I never thought I'd say this, but I wish I could sleep. Insomnia is a bummer sometimes.

Fascinating new word today - stigmergy, courtesy Mark Elliott. I adore his intro paper on the topic.

Stigmergy is a method of indirect communication in a self-organizing emergent system where its individual parts communicate with one another by modifying their local environment.

It might - just might - be a clue to how to explain a phenomena in engineering education I've been noticing but didn't have a name to call. Why do engineering educators reinvent the wheel all the time? Why do they keep trying the same "innovative" experiments, barely publish those experiments they do, spend so little time learning about the context, history, and prior work in the engineering education - or even just the education - field? (I stereotype and overgeneralize here, of course.)

Maybe they are, unconsciously, counting on stigmergy to be the solution. It's the "throw your hands in the air and give up" solution to the cat-herding problem. If a lot of smart people strike out independently, something will happen, like Mark's paper says:

...how disparate, distributed,
ad hoc contributions could lead to the emergence of the
largest collaborative enterprises the world has seen. However, is it
correct to call these enterprises “collaboration”?

Right. That sometimes becomes the problem. If something happens, it stays localized because of lack of clear communication lines. If something happens, it takes a while to realize it, because people are so busy doing that they don't poke their heads up to "be meta" often enough. Again, stereotyping, overgeneralizing, exaggerating.

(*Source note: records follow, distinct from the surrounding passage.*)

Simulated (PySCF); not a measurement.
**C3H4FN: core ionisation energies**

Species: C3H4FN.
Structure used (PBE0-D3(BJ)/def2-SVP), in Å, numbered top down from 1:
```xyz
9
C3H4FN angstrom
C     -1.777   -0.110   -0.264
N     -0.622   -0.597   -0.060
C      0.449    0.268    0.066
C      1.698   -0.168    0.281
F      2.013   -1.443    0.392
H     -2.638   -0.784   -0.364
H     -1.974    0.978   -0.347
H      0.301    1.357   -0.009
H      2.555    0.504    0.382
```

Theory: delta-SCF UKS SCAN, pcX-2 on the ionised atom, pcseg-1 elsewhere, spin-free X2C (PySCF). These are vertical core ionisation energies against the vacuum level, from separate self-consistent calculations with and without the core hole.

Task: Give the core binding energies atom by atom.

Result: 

Stigmergy assumes a critical mass - or rather, a critical balance of concentration - of people and action. Too little space, and any action crystallizes the mass; people don't feel like they have room to step out and breathe and explore independently, there's too much at stake at every turn. Too much space, and you lose the ripple effect potential; you get affected by the actions of others, but not with enough speed or frequency to be able to pass it on enough to make a difference.

It's the same reason why you should hold classes (and speeches and meetings) in as small a physical space as possible. And it's fascinating to watch communities grow into (and shrink out of) the spaces they've built for themselves, a trail of just-in-time creation (supply-chain style), followed by wikipages and mailing lists... or houses, cities, land, clubs (I think we all know this happens for clubs at Olin), etc lying fallow, dying through selective neglect, ossifying and remaining as muted calcifications on the landscape. Which the next generation, of course, blithely ignores (or thinks they do - they're subtly affected by it nevertheless).

And now, the reason why I like Mark's paper so much:

The following represents some of the current findings of the author’s PhD research on and around collaboration and stigmergic collaboration, and comprises the core components of the theoretical framework guiding this article:

  1. Collaboration is dependent upon communication, and communication is a network phenomenon.
  2. Collaboration is inherently composed of two primary components, without either of which collaboration cannot take place: social negotiation and creative
    output.
  3. Collaboration in small groups (roughly 2-25) relies upon social negotiation to evolve and guide its process and creative output.
  4. Collaboration in large groups (roughly 25-n) is enabled by stigmergy.

My gut and experience tell me this is probably true. The scientist in me inserts the <em> tags around "probably." I wonder how we could find out. I'm watching Mark's research with interest.

A related word I was enamored by, several months back (thanks to the E.O. Wilson book of the same title) is consilience. Ah, meta stuff. It feels good to embrace this tendency instead of fighting it (and laugh ironically at my old sometime-handle of "metamel" from years ago before I standardized to "mchua").